The Mast-Head: Box and Basket Bounty
Two things have greatly improved the way we eat at the Rattray house this spring. First, warmer weather brought the garden to life and helped encourage me to get out on the water to fish and clam. The other is that after talking for years about signing up for weekly produce with one of the community-supported agriculture ventures that have popped up here, we joined Amber Waves.
Four weeks in, and we are already feeling healthier. Tuesday’s food box, for example, contained kale, chard, radishes, lettuce, and baby turnips so sweet you could eat them raw. Parsley, which grows strongly in the cool mists of late spring, has also been supplied, which dovetails nicely with the half-bushel of clams I dug from a favorite spot after last Thursday’s editorial meeting.
I had planned to go digging with a friend that afternoon, but his work interfered, so I went alone, running the boat out to the flat just as the tide went slack. In a moderate east wind and under an overcast sky, a lone bayman was scratching far offshore. I gave him plenty of room, anchoring the boat about a quarter of a mile down the beach before jumping off on the leeward side with my rake and basket.
It was relatively easy going; a soft sandy bottom with few rocks gave up half a bushel of chowders with a couple of Little Necks and an oyster for good measure in less than an hour. The bayman was still hard at it when I climbed back aboard and headed to the dock. I wondered what he had been thinking about out there for the duration of the tide — probably about the same as I had, which is to say, not much.

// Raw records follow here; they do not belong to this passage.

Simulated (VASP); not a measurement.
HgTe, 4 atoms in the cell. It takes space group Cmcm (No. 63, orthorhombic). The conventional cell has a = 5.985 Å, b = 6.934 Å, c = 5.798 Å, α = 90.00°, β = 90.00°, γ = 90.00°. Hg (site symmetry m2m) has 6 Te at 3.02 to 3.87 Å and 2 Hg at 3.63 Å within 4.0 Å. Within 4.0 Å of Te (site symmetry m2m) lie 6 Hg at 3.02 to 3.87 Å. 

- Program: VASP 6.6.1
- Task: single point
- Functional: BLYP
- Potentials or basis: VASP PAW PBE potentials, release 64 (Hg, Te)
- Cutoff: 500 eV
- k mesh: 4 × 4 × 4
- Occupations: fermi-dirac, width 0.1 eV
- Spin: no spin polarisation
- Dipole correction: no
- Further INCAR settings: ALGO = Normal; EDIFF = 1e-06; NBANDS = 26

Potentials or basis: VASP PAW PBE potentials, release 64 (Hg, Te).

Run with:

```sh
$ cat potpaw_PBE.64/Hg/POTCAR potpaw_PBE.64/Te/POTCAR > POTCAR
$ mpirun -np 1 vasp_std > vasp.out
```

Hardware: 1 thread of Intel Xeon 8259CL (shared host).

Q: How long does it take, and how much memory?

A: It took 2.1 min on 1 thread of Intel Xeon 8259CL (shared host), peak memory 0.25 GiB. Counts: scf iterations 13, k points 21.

The kids like clams well enough as long as they are prepared no other way than stuffed and baked or in chowder, so Lisa and I pretty much had the linguini alle vongole with a fat handful of chopped parsley from the box to ourselves the first night.
By the second night, I succumbed, mixing chopped clams with panko crumbs, sauteed garlic and onion, and olive oil, then spooning the mixture into opened shells and running them under the broiler to brown. The dozen or so I prepared were not enough, however, so there were complaints when the last one was spoken for.